The Wind Turbines Project in the Occupied Syrian Golan Poses and Existential Threat to the Indigenous Syrian Population!

The Wind Turbines Project in the Occupied Syrian Golan Poses and Existential Threat to the Indigenous Syrian Population!


 

16 April 2020

Press release

On 9 September 2019, Israel’s National Infrastructure Committee (NIC) approved wind energy project, which is planned to be built by an Israeli company ‘Energix Renewable Energies’ (Energix) on agricultural lands owned by the Syrian residents of the remaining villages in the occupied Golan, and which mainly produce Apples and Cherries. The project expected to occupy about 4300 Dunam (about 1100 Acre), which is almost a quarter of the agricultural land that Syrians still control in the occupied Syrian Golan (Golan). This project was approved by Israel’s Cabinet on January 12, 2020, and it has consequently become a government decision since the 30th of the same month. The project will be one of the largest wind energy plants in territory under Israel’s control with a total of 32 wind turbines. These turbines, which are permitted to reach a height of 220 meters, are the largest turbines used worldwide on land so far.

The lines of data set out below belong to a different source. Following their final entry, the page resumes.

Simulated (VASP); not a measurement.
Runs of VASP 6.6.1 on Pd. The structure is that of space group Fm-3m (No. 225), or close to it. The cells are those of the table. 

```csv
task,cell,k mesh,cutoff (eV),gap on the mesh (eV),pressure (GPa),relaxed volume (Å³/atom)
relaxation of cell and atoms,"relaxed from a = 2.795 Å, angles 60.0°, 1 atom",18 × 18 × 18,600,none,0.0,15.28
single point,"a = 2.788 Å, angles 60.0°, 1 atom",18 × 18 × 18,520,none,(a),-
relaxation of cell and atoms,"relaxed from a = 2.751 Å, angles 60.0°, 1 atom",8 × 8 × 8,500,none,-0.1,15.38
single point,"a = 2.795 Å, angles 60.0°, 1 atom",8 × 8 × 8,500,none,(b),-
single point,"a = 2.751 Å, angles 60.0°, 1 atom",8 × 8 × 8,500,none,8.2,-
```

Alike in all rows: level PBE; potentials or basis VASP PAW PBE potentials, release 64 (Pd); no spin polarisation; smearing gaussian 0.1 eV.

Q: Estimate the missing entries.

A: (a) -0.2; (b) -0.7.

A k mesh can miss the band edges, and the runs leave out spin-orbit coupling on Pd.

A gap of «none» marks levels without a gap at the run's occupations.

Israeli state, as occupying authority approved this project ignoring hundreds of objections submitted by Syrian agriculture cooperatives and individuals, including a comprehensive objection to the project submitted by Al-Marsad – The Arab Human rights Centre in Golan Heights in collaboration with the Association for Civil Rights in Israel (ACRI) and Planners for Planning Rights (BIMKOM). The objections were filed on behalf of 11 Syrian agricultural cooperatives, civil society groups, which represent thousands of native Syrians. However, the Committee rejected all these objections, which demonstrate strong opposition among the vast majority of the Syrian population to this dangerous project.

The Energix’s project, if implemented, will have serious consequences on the health and safety of Syrian communities as a result of dangerous exposure to infrasound and flickering. Thus, Syrian farmers and civilians who spend much of their time in the agricultural fields on which the project will be built, and where hundreds of small houses are spread, will be  vulnerable to these health impacts, and will be forced to abandon their agricultural lands. According to experts on the fields of agriculture, renewable energy, environment and physics, the project will also lead to the destruction of their traditional agriculture economy of Apples and Cherries, while irreparably damaging agriculture.

Furthermore, the project will heavily restrict the expansion of three of five remaining Syrian villages in the Golan after 1967 (Majdal Shams, Buq’ata and Masada). This will exacerbate the suffocating housing crisis in the Syrian villages, distort the natural landscape, and also threatens wildlife in the region. Additionally, the project’s location has shifted numerous times, including being moved away from Israeli settlements and closer to Syrian villages and inside their farmlands. The merits of the project indicate that it involves discrimination against the Syrian the indigenous Syrian communities of the occupied Golan.

This massive project coincides with the ongoing armed conflict in Syria, while the Israeli government has been since 2011 taking advantage of the tragic conflict to cement its illegal occupation and claim sovereignty over the Golan. Consequently, President Trump signed on 25 March 2019, an executive order recognising Israel’s claim to sovereignty over the occupied Syrian Golan, which was followed by unprecedented accelerating settlement expansion in the area.

We, the signatory organizations, condemn Energix’s project because of its serious repercussions on all aspects of Syrians’ lives in the Golan, and aims to cement the economic occupation of the Golan. The project also violates numerous principles embedded in international humanitarian law, including those enshrined on Article 55 of the 1907 (IV) Hague Convention Respecting the Laws and Customs of war on Land on the prohibition of pillage and the permanent alteration of occupied land as well as the obligation to administer occupied land as “usufructuary”, Therefore, We call:

Israeli state, as Occupying Power,

  • To fulfill its obligations according to international law by stopping this project, the policy of settlement expansion, and refrain from making any changes in the occupied Golan, except in cases when the security and well-being of the Syrian population require such changes.
  • To respect the right to self-determination and permanent sovereignty over natural resources, customary under international, for the Syrian population in the occupied Syrian Golan.
  • To cease to issue licenses for the exploitation of natural resources in the occupied Syrian Golan and to regulate the activities of Israeli and multinational business enterprises therein in order to ensure respect of international and human rights standards and the genuine consent of the Syrian population before engaging in any projects that extract their natural resources.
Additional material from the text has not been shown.